Fiji coup leader wins polls amidst fraud charges


Suva/Cairns (Australia) (IANS): Leader of the coup in 2006, Voreqe “Frank” Bainimarama, has won parliamentary elections in Fiji, home to a large Indian-origin population, amidst opposition accusations of electoral fraud, according to provisional results released Thursday.

The Fiji First Party of Bainimarama, who came to power in 2006 after a bloodless coup, received 60 percent of votes in the elections held Wednesday, Efe news agency reported.

His rival, Teimumu Kepa, leader of the Social Democratic Liberal Party, received 26 percent of the votes, while the National Federation Party took five percent, according to the count of votes at 2,025 polling stations.

The electoral commission is scheduled to recount the votes and announce the final results later Thursday.

Mahendra Chaudhry, the Indo-Fijian community-dominated Fiji Labour Party leader, came in fifth with two percent.

He claimed that Bainimarama’s party bought votes and that there were irregularities during the voting process, the New Zealand television channel TVNZ reported.

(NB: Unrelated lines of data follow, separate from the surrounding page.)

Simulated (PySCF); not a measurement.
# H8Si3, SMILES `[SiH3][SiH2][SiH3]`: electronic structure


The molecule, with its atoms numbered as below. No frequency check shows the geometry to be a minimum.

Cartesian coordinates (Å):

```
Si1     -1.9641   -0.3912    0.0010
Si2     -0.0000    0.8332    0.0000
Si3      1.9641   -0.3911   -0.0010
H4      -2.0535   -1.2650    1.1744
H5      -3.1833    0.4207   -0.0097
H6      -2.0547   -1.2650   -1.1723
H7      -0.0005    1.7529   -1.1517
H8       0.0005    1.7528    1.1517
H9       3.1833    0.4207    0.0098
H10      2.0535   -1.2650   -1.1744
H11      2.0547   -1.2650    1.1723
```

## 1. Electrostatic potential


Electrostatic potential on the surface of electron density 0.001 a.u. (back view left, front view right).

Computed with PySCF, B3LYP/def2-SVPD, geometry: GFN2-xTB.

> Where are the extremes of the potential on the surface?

International election observers will announce their conclusions later Thursday, although they said Wednesday that they had not observed any irregularities.

A total of 249 candidates, including 44 women, were nominated to contest the 50 seats of the single-house parliament, constituted according to the new constitution approved last year by the authorities.

Nearly 600,000 voters registered for the election, which was held Wednesday. The turnout was high.

According to an earlier Xinhua report Thursday, the Social Democratic Liberal Party, National Federation Party, People’s Democratic Party, the Fiji Labour Party, One Fiji Party, and the Fiji United Freedom Party, in a joint statement, charged that the elections were not free and fair.

The six parties claimed that, according to their polling agents, a number of ballot papers were removed from polling stations without being counted.

The parties said they have notified the country’s Electoral Commission about their concerns.

Politics in Fiji, the economy of which largely depends on sugar exports, tourism and remittances from emigrants, has been marked by rivalry between the Fijian ethnic majority group and the Indian-origin minority, the Efe report said.

The Fijian Melanesians, officially known as “iTaukei” and owners of most of the land, represent 57 percent of the population, while people of Indian origin, who dominate the business sector, account for 37 percent of the 900,000 inhabitants of the archipelago. Most of the ethnic Indians are descendants of indentured labourers who were brought from India between 1879 and 1916 to work in the country’s sugarcane plantations.

Elections are a necessary step for thawing Fiji’s diplomatic relations with Australia, the European Union and the Commonwealth of Nations which suffered because of the coup.


 Go to:

for latest results.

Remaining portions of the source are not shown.